I come from a Florida family. Both of my parents grew up in Florida and most of their grandparents did too. So needless to say, we love citrus. I have many memories of my great-grandmother and my Grandma making delicious ambrosia during the holidays, then they would take the citrus peel and make candy! Well I'd never made it before, but last week I was feeling adventurous and so I made some! It turned out really well and was so tasty.

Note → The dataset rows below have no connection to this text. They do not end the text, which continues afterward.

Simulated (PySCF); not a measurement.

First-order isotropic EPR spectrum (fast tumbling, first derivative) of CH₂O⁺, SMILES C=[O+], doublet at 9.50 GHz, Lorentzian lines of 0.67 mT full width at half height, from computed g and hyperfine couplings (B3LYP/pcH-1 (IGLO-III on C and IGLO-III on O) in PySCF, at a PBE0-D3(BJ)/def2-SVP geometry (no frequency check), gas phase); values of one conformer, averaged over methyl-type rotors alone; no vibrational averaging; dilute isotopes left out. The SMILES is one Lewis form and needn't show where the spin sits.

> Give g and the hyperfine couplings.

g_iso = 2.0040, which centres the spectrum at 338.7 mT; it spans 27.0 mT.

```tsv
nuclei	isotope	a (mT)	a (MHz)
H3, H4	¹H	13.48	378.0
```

I promise you the orange ones tasted exactly like those sugary orange slices you can buy - only these are way better...(I won't necessarily say better for you...'cause we're still talking about candy here). I seriously encourage you to give this a try - it's not hard to make, there are just several steps - but hey - put on your favorite Christmas movie and start peeling!
Candied Citrus Peel
(adapted from Martha Stewart Living)
Ingredients:
3 oranges, 2 lemons, 1 grapefruit
4 cups of sugar, plus more for rolling
water/paring knife/paper towel
Step 1: Peel the fruit. Make slits in the peel with your knife - cut from top to bottom cutting through the peel but not the fruit. It takes about 6 cuts per fruit. Then use your fingers and gently pull the peel away from the fruit.
Step 2: Remove the pith. This step is a pain, but it makes the difference between sweet candy and bitter peel rolled in sugar. Use a paring knife to peel off the white pith that lines the peel - just do the best you can, but the more you take off the less bitter your candy will be.
Step 3: Put the peels in a large saucepan and cover with cold water. Bring it to a boil, then drain the water. Repeat this two more times, using cold water each time. After you drain it the last time, put the peels in a bowl.
Step 4: Put the 4 cups of sugar into the saucepan along with 4 cups of water. Bring this to a boil then put the peel in and reduce to medium low - so that it is simmering nicely. Let it simmer for about an hour or until the peels look transluscent.
**Bonus - this also makes your house smell amazing**
Step 5: Let the peels cool in the syrup - usually takes about 1 1/2 hrs. Put a piece of parchment paper down, and then set a cooling rack on top. Ladle the peels out with a slotted spoon onto the rack - letting the excess syrup drip off.
Step 6: Take the peels off a few at a time and pat the excess syrup off with a paper towel - then roll them in a bowl of sugar. Place them on a candy plate and cover with plastic wrap until you're ready to eat them!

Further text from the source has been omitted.